[ILUG] SuSE redistribution

Rick Moen rick at linuxmafia.com
Wed Apr 20 18:40:37 IST 2005


Quoting Laur Ivan (laur.ivan at corvil.com):

> I understand from threads:
> http://lists.suse.com/archive/suse-linux-e/2005-Apr/1292.html
> http://lists.suse.com/archive/suse-linux-e/2005-Apr/1495.html
> 
> that there should be no prob in distributing the CDs as long as "money
> don't change hands". 

That's (1) out of date language, and (2) didn't ever concern _all_ of
the CDs' contents, in any event:

This language was in older SUSE boxed sets and downloadable ISOs, and
concerned the licence to the then-current version of YaST/YaST2, which
software was/is property of SUSE Linux AG.  More recently, Novell/SUSE
has issued newer releases of YaST/YaST2 under GPLv2.

Any edition of SUSE always consists of a great many more packages than
just YaST/YaST2.  Each licence has its own copyright owner -- ownership
being diverse, as with any other Linux distribution -- and licensing
terms specified by the copyright owner, sometimes as part of a business
arrangement specifically with Novell/SUSE, sometimes not.

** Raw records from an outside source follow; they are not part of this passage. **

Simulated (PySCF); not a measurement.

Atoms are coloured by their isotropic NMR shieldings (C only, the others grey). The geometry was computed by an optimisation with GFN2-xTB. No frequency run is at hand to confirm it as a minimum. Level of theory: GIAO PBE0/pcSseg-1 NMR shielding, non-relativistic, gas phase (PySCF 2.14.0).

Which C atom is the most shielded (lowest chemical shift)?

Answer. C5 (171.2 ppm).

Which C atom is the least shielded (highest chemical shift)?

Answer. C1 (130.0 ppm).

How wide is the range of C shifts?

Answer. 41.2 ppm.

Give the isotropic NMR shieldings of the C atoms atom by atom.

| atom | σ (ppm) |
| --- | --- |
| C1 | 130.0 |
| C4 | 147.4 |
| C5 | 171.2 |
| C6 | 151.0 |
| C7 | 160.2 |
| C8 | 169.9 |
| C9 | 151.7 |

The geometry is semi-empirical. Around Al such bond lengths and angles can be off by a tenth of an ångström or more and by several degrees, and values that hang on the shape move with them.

Certain of the editions, notably Professional Edition, have always
included at least a few proprietary packages whose copyright owners have
_not_ issued for them permission for the public to redistribute the
software.  As of SUSE 9.1, those were (at minimum):

Adobe Acroread
Moneyplex
Opera Web browser
Real Networks RealPlayer8

Last September, I unpacked the SUSE 9.1 Professional Edition RPMs of all
of those packages, and verified from direct inspection that the
software in question may _not_ be lawfully redistributed.  Please see:

http://linuxmafia.com/pipermail/conspire/2004-September/000513.html
http://linuxmafia.com/pipermail/conspire/2004-September/000514.html

It's possible that SUSE 9.3 Professional Edition omits all such
packages, but I doubt it _very_ much.  


The history of these online discussions traditionally features people
citing basically irrelevant licence statements (e.g., collective work /
compilation copyright statements from Novell/SUSE, which obviously
cannot apply to components that firm doesn't own copyright on, and
misinformed assertions from SUSE sales staff).  I notice that this
renewed thread is following suit.

If someone has SUSE 9.3 Professional Edition, and can cite licence terms
of the above-referenced packages or their successors, then _that_ might 
actually be relevant.  (There might be other non-redistributable
packages inside Professional Edition, but those are the four I spotted.)

-- 
Cheers,                                      Hardware:  The part you kick.
Rick Moen                                    Software:  The part you boot.